Off late my FB page is flooded with engagement pics and the unlimited PDAs during the courtship period and finally the wedding invites. Thankfully both me and my Dh refrained from displaying any kind of affection in public or in public forums. Personally I am fine with PDA’s as long as its genuine. What annoys me is that sometimes people get so unrealistic and give out indications which are far from true.
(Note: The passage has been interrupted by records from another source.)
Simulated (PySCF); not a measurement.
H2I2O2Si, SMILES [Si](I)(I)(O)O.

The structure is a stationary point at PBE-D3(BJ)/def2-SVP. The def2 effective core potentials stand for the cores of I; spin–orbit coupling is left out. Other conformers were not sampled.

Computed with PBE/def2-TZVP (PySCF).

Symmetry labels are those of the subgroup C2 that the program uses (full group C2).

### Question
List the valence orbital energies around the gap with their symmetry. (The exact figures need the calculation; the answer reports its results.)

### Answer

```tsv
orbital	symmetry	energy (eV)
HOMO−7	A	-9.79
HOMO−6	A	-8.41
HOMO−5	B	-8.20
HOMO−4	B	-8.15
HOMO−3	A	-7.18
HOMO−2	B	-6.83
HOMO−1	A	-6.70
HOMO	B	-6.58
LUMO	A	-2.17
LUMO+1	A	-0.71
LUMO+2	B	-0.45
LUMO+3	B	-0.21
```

Now, there is a friend of mine who is abroad. Let calls her ‘P’. P loved a guy truely, madly and deeply [;)]..He was from US but her typical Tam-Bram family refused to accept their relation and she had to break up with him. Within next one month she was made to talk to almost a dozen Tam guys. ‘P’ finally found this one suitable guy, let’s call him ‘S’ and said yes to him. With both families happy the date of their engagement was decided. So all this Skype meetings, talks happened a month back and the engagement is due next month. But I’m already stunned by their undue affection towards each other that I can hardly wait for the engagement and the D day. ‘P’ today mentioned on FB that their love is eternal and she is blessed to have found her angel etc etc. While I pray that this is true forever and she is always happy, I also wonder if people really give it a thought before they utter those 3 magic words ” I LOVE YOU”. Does love really happen that fast or they just try to say this so that it gets ingrained in them?
A colleague who is getting married this month called me a few days back. Her’s is an arranged marriage and they got engaged in Jan. Even after knowing her fiancé for almost 6 months she still feels that she doesn’t really “love” him. They both like each other but even after umpteen efforts she has not been able to really feel that love yet for her to write poems or letters for him . She sulked when she said. I could see that she was just under peer pressure..With so many people expressing their love in social networking sites it was natural for her to be worried..I reassured her that its perfectly normal.. In marriages, especially in the arranged ones you cant love each other right from the first meeting. All that is required is if you are comfortable sharing your space with the other person..
I met my man (my Dh) almost 8 years back. Although ours is a beautiful love story with a fairy tale ending, I dint even have the slightest of hints in our first meeting. He was an ordinary guy and I was an ordinary girl for him. It started off with mere acquaintance which turned to friendship and later into an affair which led to a marriage. And this journey took 6 long years. I mentioned affair because at that age I hardly knew what love was and if that connect which we shared was love!! To me, it was like that F.R.I.E.N.D.S episode where Ross talks about a lot of girls and finally in the end says ” After all She is not Rachel!!” . It was like that for me! I never knew I loved him but I was sure I could not have lived without talking to him. 6 years had made his presence a part of me and my life so much that I could not imagine myself not talking to him. (Oh, we spoke daily!! ). Instead of filling some other guy’s life with jealousy I decided to get married to this best friend of mine. And I know that this was one of the best decisions of my life.
8 years of knowing him and almost 2 years of being married to him, now I can say that I love him. And finding this love has been a process, a journey in itself!. And this love din’t happen just like that… We worked and are still working towards finding this love..
I find that we’re in love when both of us think about the exact same thing in a given situation, when he understands what is running through my mind and acts accordingly even before I tell him. I find that we’re in love when on some random night both of us feel like watching a movie of a particular genre with a glass of mango shake and popcorn just to unwind. I find myself loving him so much more when he tries to make cute cards to woo me. I have come to realise that its nothing but love when after a fight we just can’t wait to make up.
All I am trying to say is that relationships in life don’t come bundled with love. One has to discover it! Love indeed is a beautiful feeling but to understand its beauty you’ve got to experience it. Telling “I LOVE YOU” might be a magical thing but the real magic is when you feel it!!